Roy Moore, the Alabama Supreme Court’s chief justice, has been suspended for the remainder of his term as punishment for instructing state judges to flout federal orders legalizing same-sex marriage, a state court ruled Friday.
Alabama’s Court of the Judiciary, which was responsible for handling the ethics charges against Moore, stopped short of removing him from the bench entirely. But suspending Moore for the remainder of his term, which lasts through the end of 2018, effectively accomplishes the same thing because it prevents him from presiding over cases and denies him pay for that period. Moore’s removal required unanimity from the Court of the Judiciary’s members.
The decision came after a brief trial on Wednesday.
The Southern Poverty Law Center, a civil rights group that first filed ethics complaints against Moore for his January administrative ruling encouraging state probate judges to defy federal orders, celebrated the judgment on Friday.

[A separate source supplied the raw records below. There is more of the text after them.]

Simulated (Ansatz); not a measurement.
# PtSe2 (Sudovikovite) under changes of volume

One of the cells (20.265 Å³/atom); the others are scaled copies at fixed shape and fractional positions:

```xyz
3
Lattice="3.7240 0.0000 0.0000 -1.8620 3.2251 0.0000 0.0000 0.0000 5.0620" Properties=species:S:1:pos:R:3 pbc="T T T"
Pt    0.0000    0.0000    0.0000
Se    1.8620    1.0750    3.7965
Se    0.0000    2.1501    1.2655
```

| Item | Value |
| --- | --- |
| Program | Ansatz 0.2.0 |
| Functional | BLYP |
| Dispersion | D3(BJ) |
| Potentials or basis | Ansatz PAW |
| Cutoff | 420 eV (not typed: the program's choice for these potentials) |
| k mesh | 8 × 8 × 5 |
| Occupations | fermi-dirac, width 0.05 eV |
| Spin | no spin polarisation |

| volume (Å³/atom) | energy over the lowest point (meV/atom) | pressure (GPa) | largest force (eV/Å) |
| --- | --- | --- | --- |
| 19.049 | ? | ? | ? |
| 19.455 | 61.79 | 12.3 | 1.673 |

“The Court of the Judiciary has done a tremendous service to the people of Alabama by stripping him of his judicial power,” SPLC President Richard Cohen said. “He clearly did not understand the difference between being a judge and being a preacher.”
“Good riddance to the Ayatollah of Alabama,” Cohen added.
Moore’s attorney, Mat Staver of the Liberty Counsel firm, argued that removing Moore from the bench in all but name violates the court’s own rule requiring unanimity for removal.
“It is a travesty of an opinion,” Staver told The Huffington Post, adding that he plans to submit an appeal to the state Supreme Court on Friday.
Due to the conflict of interest involved in trying a colleague, the justices will almost certainly convene a special panel of judges to hear the appeal.
Moore has built a career on religious provocations. He was removed from the Alabama Supreme Court in 2003 for defying a federal order to remove a stone monument of the Ten Commandments from the Supreme Court’s rotunda. Moore had sneaked the monument into the building overnight in 2001.
That punishment did not prove to be a political setback for Moore, as he was re-elected as chief justice in 2012.
Moore has twice sought the GOP nomination for Alabama governor. Some have speculated that he is trying to leverage his conservative martyrdom in yet another gubernatorial run, and a poll commissioned by a conservative group in August showed Moore leading other contenders.